La ricerca delle radici

La ricerca delle radici, Einaudi, Gli struzzi, 1981
Author
Primo Levi
Publisher
Einaudi
Series
Gli struzzi
Year of publication
1981

 La ricerca delle radici is an anthology of the authors who were the most meaningful to Primo Levi, in his education and upbringing. He weaves together his scientific and his humanistic interests. 

At the suggestion of Giulio Bollati in 1981, Levi compiled an anthology of the authors who were the most meaningful to him in his education and upbringing. At the same time, he explained the reasons for his choices in a series of short introductions, which, in themselves, can be considered a declaration of poetry. La ricerca delle radici confirms Levi’s omnivorous, encyclopedic and curious nature. He weaves together his scientific and his humanistic interests. Darwin, Bragg, Gutterman, and Thorne intertwine with Homer, Conrad, Saint-Exupéry and Babel, thus offering us an authentic intellectual self-portrait. In this, “Primo Levi gives us much more than he seems to offer us,” as Geno Pampaloni wrote.

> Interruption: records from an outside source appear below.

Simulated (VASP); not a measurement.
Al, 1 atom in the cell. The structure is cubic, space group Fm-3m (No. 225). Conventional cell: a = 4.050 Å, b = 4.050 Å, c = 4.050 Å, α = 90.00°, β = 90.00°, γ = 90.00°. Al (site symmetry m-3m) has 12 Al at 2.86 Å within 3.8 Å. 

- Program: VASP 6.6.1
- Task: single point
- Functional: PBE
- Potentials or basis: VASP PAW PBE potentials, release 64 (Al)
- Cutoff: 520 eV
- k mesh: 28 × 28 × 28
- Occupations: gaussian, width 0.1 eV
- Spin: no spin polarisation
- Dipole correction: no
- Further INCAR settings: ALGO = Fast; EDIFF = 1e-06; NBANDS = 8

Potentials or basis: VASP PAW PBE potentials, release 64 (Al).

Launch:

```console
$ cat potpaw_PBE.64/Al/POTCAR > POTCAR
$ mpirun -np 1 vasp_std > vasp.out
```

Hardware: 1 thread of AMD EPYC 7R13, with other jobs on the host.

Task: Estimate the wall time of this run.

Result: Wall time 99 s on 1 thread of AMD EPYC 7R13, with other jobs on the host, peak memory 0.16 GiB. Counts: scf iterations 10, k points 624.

Back jacket, Einaudi 1997. 

"How many of our roots come from the books we have read? All, many, a little, or none, depending on the environment in which we are born, our temperament, and the labyrinth that fate has assigned to us. There are no rules: Christopher Columbus’s logbooks make for pithy reading but they contain no trace of a literary input; they are redolent of the man of adventure, the merchant and the politician, no more. At the other extreme, Anatole France remains a master of life and an amiable companion of the road, and yet his many books seem to derive from other books which are themselves bookish.
Always inclined to a hybrid input, I accepted willingly and with curiosity the proposal to compile a 'personal anthology,' not in the Borgesian sense of an auto-anthology but in that of a harvesting, retrospectively and in good faith, which would bring to light the possible traces of what has been read on what has been written. I accepted it as a bloodless experiment and to observe the effects.
[…]

As regards the individual texts and authors, or the passages within the work of each author, the choice was sincere, and almost automatic. I have a habit of placing my favorite books on the same shelf, independently of their theme and their age, and all are profusely underlined in the places that I love to reread: so I have not had to work very hard. Now, in the ultimate compilation, I notice a pattern that was not in the program, the more so because I didn’t have a program. More or less all the choices contain or imply a tension. More or less all show the effects of the fundamental dichotomies customary in the destiny of every conscious person: falsehood/truth, laughter/tears, judgment/folly, hope/despair, triumph/disaster". 

Levi, “Introduction,” Roots 2001; pp. 3, 7-8.